Ross. Allen P. A Commentary on the Psalms. Volume 3 (90-150). Grand Rapids, Mich. Kregel, 2016. 1040 pp. Hb; $49.99. Link to Kregel.
Allen Ross’s third volume of his Psalms commentary brings to completion this major contribution to the study of the Psalms. Considering all three volumes, Ross has written nearly 3000 pages on the Psalms. But as Ross himself says in his preface, no commentary on the Psalms is every quite complete. Since this commentary is written to assist pastors and teachers study the Psalms for sermons and Bible studies, there is much left to the side. Rarely does he comment on form critical issues nor does he devote space to historical interpretations of the Psalms like Waltke’s recent work on the Psalms. Ross does not attempt to write an overall theology of the Psalms nor is there much awareness of canonical interpretation of the Psalms. He is true to his goal to write a solid exegetical commentary on the Hebrew text to meet the needs of pastors and teachers.
Following his translation, Ross comments on the composition and context of the Psalm. He begins by taking the Psalm header seriously if present. One example is the first Psalm in the commentary. The header for Psalm 90 identifies it as a “Song of Moses, a man of God.” Virtually all commentaries consider Psalm 90 to be post-exilic since it appears to be a communal lament and has been influenced by wisdom literature. Usually the header is understood to mean the Psalm was written in the style of Moses, as if Moses the Man of God was commenting on the present state of Israel in the post-exilic world. Ross considers this plausible, yet “unnecessarily contrived” (27) and ultimately “unconvincing” (25). Since there are Psalms attributed to David in the last section of the Psalter, it is plausible a song of Moses, composed in the late wilderness period. It was intentionally placed here in the Psalter as an introduction to the final section of the Psalter.
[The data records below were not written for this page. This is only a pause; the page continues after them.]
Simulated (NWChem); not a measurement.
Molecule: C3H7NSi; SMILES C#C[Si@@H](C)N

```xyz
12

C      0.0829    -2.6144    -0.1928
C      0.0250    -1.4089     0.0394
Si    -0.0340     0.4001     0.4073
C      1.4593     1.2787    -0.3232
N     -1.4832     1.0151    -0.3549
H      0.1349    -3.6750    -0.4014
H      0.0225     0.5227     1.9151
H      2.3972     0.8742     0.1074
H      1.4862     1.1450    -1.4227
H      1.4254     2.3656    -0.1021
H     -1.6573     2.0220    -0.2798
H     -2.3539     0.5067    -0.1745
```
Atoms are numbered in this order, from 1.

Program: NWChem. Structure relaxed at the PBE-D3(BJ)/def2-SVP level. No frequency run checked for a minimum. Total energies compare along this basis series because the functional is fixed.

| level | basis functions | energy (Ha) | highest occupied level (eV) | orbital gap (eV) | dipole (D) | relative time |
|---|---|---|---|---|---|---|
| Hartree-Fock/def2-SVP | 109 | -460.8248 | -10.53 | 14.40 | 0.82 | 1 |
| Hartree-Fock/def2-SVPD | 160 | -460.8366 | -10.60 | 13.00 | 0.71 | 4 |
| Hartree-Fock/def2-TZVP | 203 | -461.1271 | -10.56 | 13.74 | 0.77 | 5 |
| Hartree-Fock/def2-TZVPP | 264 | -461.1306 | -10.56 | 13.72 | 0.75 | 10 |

After the context is set Ross provides an exegetical outline for the psalm, beginning with a short summary of the Psalm (usually a single sentence). This outline is based on the English text but takes into account exegetical decisions made in the translation. There is nothing unusual about these outlines, In fact, they are excellent resources for pastoral use since they could be adapted into an exegetical sermon very easily.
The extensive explanation of the translation of the Hebrew text of each psalm is a strength of this commentary. In the main body of the commentary Hebrew appears in parenthesis without transliteration. The method is more or less verse-by-verse, although he occasionally groups verses under a single header. He interacts with a broad spectrum of scholarship in the notes, although there is preference for more conservative writers. There is no separate bibliography for each Psalm (as in the WBC or NICOT). Most of the commentary focuses on the vocabulary of the Psalm, with special attention to the main point of the metaphors chosen. When a Psalm refers to some historical even in the life of Israel, the commentary attempts to use the allusion to understand the text of the Psalm.
Each chapter ends with a short “message and application” of the Psalm. It is here Ross attempts to bridge the gap between ancient Hebrew poetry and contemporary Christian worship with a short application. Pastors will find these conclusions very helpful as they draw on this commentary for sermons. Since Ross began by “paying attention to the text” and done his exegetical work, the “message” of the Psalm is tied directly to the text. Usually there is a single line in italics that functions as a kind of one-sentence application for the psalm.
If there is any messianic element in the Psalm, it appears in this “message and application” section. For example, Psalm 118:22-24 is explicitly messianic in the New Testament (Matt 21:42-44). Ross considered this Psalm a typology of Jesus; the builders are the Pharisees and the kings are the Romans (454). The interpretation of the Psalm, Ross says, but function at two levels because “the Lord Jesus Christ clearly appropriated it to himself” (457). Likewise, Psalm 110 is a “prophecy of the coming victory of the Messiah over the world” (358).
One significant feature of this commentary is a 136 page commentary on Psalm 119. As Ross explains, Psalm 119 has not received the kind of attention it deserves (459). By way of comparison, the excellent NICOT commentary on Psalms devotes only sixteen pages to Psalm 119, but nearly ten of those pages are a translation of the whole Psalm and more than two pages are concerned with the acrostic form and repeated vocabulary. So too Samuel Terrien’s EEC commentary; of the nineteen pages devoted to Psalm 119, twelve are a translation and one is bibliography. Geoff Grogan’s Two Horizons commentary on the Psalms has about six pages on the Psalm. To be fair, Ross has about three times the pages than the NICOT, but a 136 page unit only on Psalm 119 is perhaps the longest attempted study of this psalm is modern biblical studies.
Ross observes that a quick reading of Psalm 119 may result in the conclusion that it is a “repetitious and random collection of meditations on the Word of God” (462). Yet careful study will show each stanza is a careful meditation with certain themes, and each stanza builds toward a message which must be read from beginning to end. To demonstrate this, Ross offers a short exposition of each stanza as if were a separate Psalm. He includes an exegetical outline and expositional notes along with a “message and application” for each eight verse unit.
Conclusion. Like the other two volumes, Ross’s commentary on Psalms 90-150 is a model for how to read any section of Scripture. Ross’s method is clear and yields fruit that will enhance any sermon or lecture on the Psalms. This commentary would make an excellent addition to any pastor’s library.
NB: Thanks to Kregel for kindly providing me with a review copy of this book. This did not influence my thoughts regarding the work.